Key Features of the Prevention Principle

In the case of SMK Cabinets v Hill Modern Electrics Pty Ltd [1984] VR 391 (a Victorian case which involved a contract for the supply and installation of cupboards), the Court set out the following key features of the Prevention Principle:

  1. The Prevention Principle may be excluded by agreement of the parties;
  2. Any act or omission of the principal which delays the contractor can constitute an act of prevention; and
  3. It is irrelevant that a contractor would have been unable to achieve practical completion by the contractual due date even if the act of prevention had not occurred.
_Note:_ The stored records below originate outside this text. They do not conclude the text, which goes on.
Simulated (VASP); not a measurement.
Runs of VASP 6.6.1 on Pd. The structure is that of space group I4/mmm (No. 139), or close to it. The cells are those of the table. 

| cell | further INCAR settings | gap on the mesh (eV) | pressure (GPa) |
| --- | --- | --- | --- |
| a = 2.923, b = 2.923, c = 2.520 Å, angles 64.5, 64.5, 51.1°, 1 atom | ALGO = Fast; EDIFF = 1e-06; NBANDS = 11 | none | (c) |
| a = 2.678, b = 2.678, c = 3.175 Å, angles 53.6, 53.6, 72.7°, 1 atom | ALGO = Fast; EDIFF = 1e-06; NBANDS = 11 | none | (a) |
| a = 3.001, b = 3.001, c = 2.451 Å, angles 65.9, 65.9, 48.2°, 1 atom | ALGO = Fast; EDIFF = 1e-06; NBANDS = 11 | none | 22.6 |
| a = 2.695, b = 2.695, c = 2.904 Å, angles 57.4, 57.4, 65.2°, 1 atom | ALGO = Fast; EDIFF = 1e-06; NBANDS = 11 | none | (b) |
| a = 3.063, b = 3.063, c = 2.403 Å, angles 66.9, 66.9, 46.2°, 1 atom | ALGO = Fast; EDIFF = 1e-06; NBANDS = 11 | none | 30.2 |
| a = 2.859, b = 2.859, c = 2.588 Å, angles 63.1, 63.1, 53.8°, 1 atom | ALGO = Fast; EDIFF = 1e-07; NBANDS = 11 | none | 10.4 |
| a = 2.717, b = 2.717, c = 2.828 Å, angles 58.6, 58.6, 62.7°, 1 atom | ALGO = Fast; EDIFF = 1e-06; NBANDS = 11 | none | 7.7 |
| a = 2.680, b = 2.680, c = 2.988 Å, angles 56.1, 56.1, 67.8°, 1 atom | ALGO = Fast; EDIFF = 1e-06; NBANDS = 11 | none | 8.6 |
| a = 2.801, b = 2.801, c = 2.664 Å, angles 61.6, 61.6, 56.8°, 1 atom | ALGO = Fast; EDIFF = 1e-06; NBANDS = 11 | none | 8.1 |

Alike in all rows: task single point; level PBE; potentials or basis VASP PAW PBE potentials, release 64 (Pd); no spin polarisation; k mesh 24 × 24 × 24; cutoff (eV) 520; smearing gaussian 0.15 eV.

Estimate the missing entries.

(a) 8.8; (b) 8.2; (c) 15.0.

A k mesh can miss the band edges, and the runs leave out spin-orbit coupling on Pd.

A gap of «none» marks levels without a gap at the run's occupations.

In other words, where an act or omission of a principal prevents completion by a contractor by the contractual due date, the principal cannot argue that the contractor was already delayed for some other reason. If the principal caused or partially caused the delay, it cannot claim liquidated damages for that period of delay.


Avoiding Liquidated Damages and the Prevention Principle Debate

In order to avoid incurring liquidated damages or the costs at adjudication or Court to argue that the Prevention Principle applies, it is recommended that parties lodge their delay notices and Extension of Time Claims (EOT claims) promptly pursuant to the terms of their specific contracts.

A timely EOT claim submitted under the terms of the relevant Contract can avoid a principal seeking liquidated damages or damages for breach of contract.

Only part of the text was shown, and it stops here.